My father has three brothers and a sister. He is the second oldest son and the sister is the youngest. They spent parts of every summer visiting family in various parts of the country and by country, I mean largely Texas and Arkansas. It sounds like their grandmother (their father’s mother, called Gaga) was especially dear to them. She was very old when I was born, but I do remember her, if only through a virtual memory generated from old photographs. My daughter has her bedroom furniture.

One of the treats she made for the grandkids was fudge. She would wrap the pieces in wax paper and put them in a cylindrical cardboard Quaker Oats container and give it to the kids. It is a fond memory for all of them. One Christmas, long after she had died, the Hudson families gathered in Dallas for the holidays. It was rare for all of the families to be together and the always competitive “boys”, now quite grown men, would compete in anyway possible (but usually in a game of Risk that extended several days). Each day as the survivors gathered around the board for the day’s rounds of play, someone invariably suggested that somebody had moved their pieces around during the night, placing them at a definite disadvantage.

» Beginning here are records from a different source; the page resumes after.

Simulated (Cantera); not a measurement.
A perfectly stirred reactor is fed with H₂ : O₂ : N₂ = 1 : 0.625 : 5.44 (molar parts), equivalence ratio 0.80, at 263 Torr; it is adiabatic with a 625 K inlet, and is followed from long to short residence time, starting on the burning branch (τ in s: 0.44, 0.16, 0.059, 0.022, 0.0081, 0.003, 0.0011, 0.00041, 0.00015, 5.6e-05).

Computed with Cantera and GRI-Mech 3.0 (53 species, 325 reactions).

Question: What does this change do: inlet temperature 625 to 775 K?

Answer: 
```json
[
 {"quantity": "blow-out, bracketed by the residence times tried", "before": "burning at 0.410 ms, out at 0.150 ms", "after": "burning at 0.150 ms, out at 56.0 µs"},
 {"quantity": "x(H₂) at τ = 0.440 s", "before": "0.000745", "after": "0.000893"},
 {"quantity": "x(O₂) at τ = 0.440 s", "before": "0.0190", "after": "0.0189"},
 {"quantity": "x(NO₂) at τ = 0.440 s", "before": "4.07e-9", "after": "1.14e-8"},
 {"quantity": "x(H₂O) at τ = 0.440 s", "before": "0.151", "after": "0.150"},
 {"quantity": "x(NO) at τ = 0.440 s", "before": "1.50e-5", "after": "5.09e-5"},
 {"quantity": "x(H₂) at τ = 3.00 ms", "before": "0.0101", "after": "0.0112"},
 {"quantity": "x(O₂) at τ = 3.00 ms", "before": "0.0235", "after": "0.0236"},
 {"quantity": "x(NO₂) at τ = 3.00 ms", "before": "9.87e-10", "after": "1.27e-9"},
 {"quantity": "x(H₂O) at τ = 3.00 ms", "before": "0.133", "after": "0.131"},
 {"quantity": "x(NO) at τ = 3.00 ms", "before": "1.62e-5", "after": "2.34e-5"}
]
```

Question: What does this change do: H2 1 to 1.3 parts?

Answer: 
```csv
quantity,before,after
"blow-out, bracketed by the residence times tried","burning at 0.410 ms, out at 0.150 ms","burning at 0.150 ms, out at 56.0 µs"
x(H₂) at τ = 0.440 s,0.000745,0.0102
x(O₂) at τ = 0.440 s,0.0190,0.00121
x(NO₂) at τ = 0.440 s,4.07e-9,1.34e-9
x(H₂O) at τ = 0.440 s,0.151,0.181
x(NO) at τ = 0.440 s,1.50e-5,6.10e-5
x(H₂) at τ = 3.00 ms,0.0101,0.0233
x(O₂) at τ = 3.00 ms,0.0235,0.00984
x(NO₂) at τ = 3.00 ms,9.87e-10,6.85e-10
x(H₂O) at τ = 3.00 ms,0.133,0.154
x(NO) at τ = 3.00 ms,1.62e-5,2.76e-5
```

With such a large family, the exchanging of gifts was invariably chaotic and fast. However, that year, my uncle Andy pulled out of his bag of gifts five Quaker Oats containers – one for each sibling and his father. For the first time, maybe ever, the Hudson clan was quiet. They all beamed and almost simultaneously asked “Is that Gaga’s fudge?”. Andy handed out the tubes, and as each sibling received it, they went back 25 years to those special moments with Gaga. Just as they did way back when they could no longer wait, they opened the cans, hands shaking in anticipation and pulled out a roll of of fudgey goodness and the proceeded to gorge themselves. And that was the Christmas diabetes came to our family.